By Fayanne Cui
Bachelor of Science (Environmental Studies)/Bachelor of Law
India is a nation fraught with contradictions. Despite their democratic system, there is a high level of political violence. The world’s most expensive residential property co-exists next to slum communities. The informal sector makes up 90 percent of the workforce, yet they have no job security nor legal protection.
These contradictions are what I carry in mind as we arrive in Kerala. Kerala sits along the southern coast of India, a state renowned for its breathtaking canals and flourishing biodiversity. On the four-hour drive to our accommodation, I am struck by not only this beautiful, mountainous landscape, but surprising prosperity and development. There appears a certain permanence to Kerala’s buildings, roads are well designed and impressively scale up the mountains. Yet its very geography poses a challenge to the people living here, shaping a lifestyle that is paradoxically dependent and threatened by the monsoon each year.
When monsoon rain is good, that is, when it arrives at the right time and is well distributed, the benefits reaped by the people are vast. Farm income increases from successful crop production, which in turn boosts the local economy by driving up sales of consumer goods and farm supplies. Dams, which provide water for hydropower generation, drinking and irrigation, fill up. The monsoon forms the crux of their livelihoods. Yet the 2018 Kerala floods reveal just how devastating excessive monsoonal rain can be. Deaths from falling debris was compounded by landslides that occurred due to deforestation. Large parts of Kerala were inundated because natural boundaries have disappeared with mining and development projects. Moreover, the intensity of monsoonal rain will only increase with climate change, causing areas like Kerala to become more susceptible to flash flooding.
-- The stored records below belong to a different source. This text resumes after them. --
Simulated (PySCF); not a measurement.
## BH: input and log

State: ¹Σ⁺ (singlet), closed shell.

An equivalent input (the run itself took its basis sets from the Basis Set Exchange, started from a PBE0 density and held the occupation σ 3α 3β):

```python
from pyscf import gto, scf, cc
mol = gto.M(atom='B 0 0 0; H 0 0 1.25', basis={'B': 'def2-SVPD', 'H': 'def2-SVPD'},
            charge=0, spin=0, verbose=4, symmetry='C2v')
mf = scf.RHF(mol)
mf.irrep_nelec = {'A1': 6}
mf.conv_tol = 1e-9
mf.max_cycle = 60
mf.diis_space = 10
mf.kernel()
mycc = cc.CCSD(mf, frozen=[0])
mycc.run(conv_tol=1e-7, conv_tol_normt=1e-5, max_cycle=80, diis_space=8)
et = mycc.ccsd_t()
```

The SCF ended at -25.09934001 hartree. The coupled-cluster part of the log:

How then does a state mitigate the impacts of such severe climatic disasters? In the week that I’ve been in India, it is clear to me that the solutions are neither obvious nor one dimensional. The survival of rural communities depends so much on the intricacies of their relationship with the environment around them, a relationship that is underpinned by a history of land degradation and the disproportionate impacts of climate change that they are vulnerable to. It seems to me almost impossible to overcome. However, a pilot study conducted in Meenangadi Grama Panchayath, a village level local administration, has opened my mind to potential change. Adopting a carbon neutral sustainability scheme, they have not only taken measures to reduce their environmental footprint in all sectors but have succeeded where some of the wealthiest nations have failed – addressing climate change as a systemic issue. Investment of 100 million rupees, funded by the state government, towards reforestation gives me hope that there will be a prosperous and progressive Kerala.
My time in India has indicated that no solution will ever be simple or straightforward. But if Kerala is capable of instigating such substantial change, then perhaps there is something to be said about India moving forwards in the right direction.